Sunday, 19 June 2011


From the Napoleonic Wars until the end of World War II, France has tried to counterbalance central Europe, first Prussia and after 1870 Germany by various alliance systems that rarely achieved their goal. For its part, first Prussia and then Germany realized that it could not achieve the economic, political and military greatness it sought unless it neutralized not just France, but England and Russia as well. Otto von Bismarck achieved that  goal only temporarily, but it became unraveled after Kaiser Wilhelm II dismissed him in 1890. Bismarck's success rested in his grasp of Germany's powers and its limitations; a balance that the Kaiser failed to grasp.

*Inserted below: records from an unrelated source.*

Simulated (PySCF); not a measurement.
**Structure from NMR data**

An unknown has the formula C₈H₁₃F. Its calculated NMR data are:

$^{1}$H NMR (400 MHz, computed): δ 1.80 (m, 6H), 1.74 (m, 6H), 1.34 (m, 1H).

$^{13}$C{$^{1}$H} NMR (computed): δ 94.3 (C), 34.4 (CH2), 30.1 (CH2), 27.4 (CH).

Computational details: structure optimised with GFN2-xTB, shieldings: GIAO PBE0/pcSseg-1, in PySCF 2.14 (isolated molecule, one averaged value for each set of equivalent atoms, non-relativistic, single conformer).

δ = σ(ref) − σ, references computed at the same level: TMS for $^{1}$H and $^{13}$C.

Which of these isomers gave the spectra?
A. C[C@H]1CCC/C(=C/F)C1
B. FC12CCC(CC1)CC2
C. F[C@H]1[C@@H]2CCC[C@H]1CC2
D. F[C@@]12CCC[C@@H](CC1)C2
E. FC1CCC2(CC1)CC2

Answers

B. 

In 2011, Chancellor Angela Merkel either fails to grasp or refuses owing to political and economic pressures that it is impossible for Germany to retain its power unless its leaders have a realistic assessment of its limitations. One limitation is that Germany is part of a union that has benefits for the economy during economic expansion and costs during contracting cycles. Germany's corporations essentially benefit by having the entire Eurozone at their disposal. Everything from supermarkets to submarines made in Germany is sold to the other Eurozone members and help to strengthen the German economy. In fact, the Eurozone is base from which Germany competes on a global scale.

The situation is not very different for France under Sarkozy. As Germany's Eurozone partner, France dominates Europe's markets and draws capital from the periphery to the core because it has a dominant role in banking and other businesses. Without the benefit of the 'backyard markets' in Europe, France would not be able to be competitive on a world scale. Both France and Germany appreciate the benefits of EU trade and monetary integration, but neither is anxious to incur costs associated with bailouts for periphery countries. Moreover, neither France nor Germany is able to see that it is so deeply integrated with the EU periphery that a structural problem in one of the EU members can potentially act as a 'Lehman Brothers-type' of domino and bring down the entire world economy.

When Greece, Ireland, Portugal, and Spain, all economies thoroughly integrated into the Eurozone economy, and within that into the German and French economies become financially insolvent as they have been since 2010, 'patron-states' France and Germany feel the pain of asking their taxpayers to bail out banks that own bonds from the periphery debtor nations.

The Eurozone (monetary union) has forced both France and Germany to cooperate out of self-interest. The problems in the periphery - Greece, Ireland, Portugal and Spain - are forcing France and Germany to recognize that they must on occasion examine the limitations of their power and realize that acting as EU members only during economic expansion cycles will not solve structural problems that arise during contacting cycles.

The world economy could lapse into a double-dip recession, or it could emerge stronger for the rest of the decade. This is a political decision on the part of Germany and France, strongly encouraged by US, China, and IMF to assume the responsibility of their roles as EU core members for the periphery. If they allow Greece to default, and that may very well be the case in a year or two, what does that say about the integrity of the monetary union, what does that say about Franco-German leadership, where does that leave the world economy? Failure to grasp both potential power and limitations is very dangerous for France and Germany, and just as bad are the consequences for the world economy.